“See those kids by the river/Drop some napalm/Watch them quiver/Napalm sticks to kids” ~ U.S. Army cadence
It’s a popularly accepted truth that art is an expression of culture. American culture, then, is obsessed with sadism. The movie theater has become our Colosseum, the actor our gladiator. Blood is our artistic medium of choice, the human body our canvas. God’s command to meditate on what is right, pure, and lovely has been perverted by society to an implicit command to meditate on whatever is evil, whatever is polluted, and whatever is hideous.

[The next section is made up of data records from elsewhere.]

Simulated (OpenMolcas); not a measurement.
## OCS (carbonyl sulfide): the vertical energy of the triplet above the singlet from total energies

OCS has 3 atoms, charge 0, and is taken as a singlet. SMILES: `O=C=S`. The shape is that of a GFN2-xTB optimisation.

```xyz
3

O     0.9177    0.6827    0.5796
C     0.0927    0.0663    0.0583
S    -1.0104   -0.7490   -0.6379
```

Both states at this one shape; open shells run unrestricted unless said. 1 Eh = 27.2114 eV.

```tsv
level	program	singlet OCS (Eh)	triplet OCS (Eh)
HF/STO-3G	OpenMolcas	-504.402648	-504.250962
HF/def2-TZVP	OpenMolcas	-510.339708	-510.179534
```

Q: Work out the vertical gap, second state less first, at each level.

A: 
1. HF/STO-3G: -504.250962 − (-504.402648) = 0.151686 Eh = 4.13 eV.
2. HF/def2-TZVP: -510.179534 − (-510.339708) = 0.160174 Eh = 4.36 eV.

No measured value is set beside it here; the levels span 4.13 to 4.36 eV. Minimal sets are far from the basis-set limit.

Sadism commands top dollar at the box office these days, according to an article in the latest issue of Newsweek. Confirming what I’ve long suspected, the article quotes horror magazine editor Tony Timpone, “In 1990, I had to pull my hair out just to find a movie to put on the cover. There were only three or four major horror releases a year. Now there’s three or four a month. We’re like pigs in slop.”
Horror movies like Saw II, which was infamously advertised by a movie poster representing the “II” as a pair of severed fingers, dominate theaters. With the public lust for blood snowballing, horror films have increasingly abandoned suspense in favor of no-holds-barred gore. As documented by Screen It, scenes focusing on every cut and delighting in every agony have become the norm.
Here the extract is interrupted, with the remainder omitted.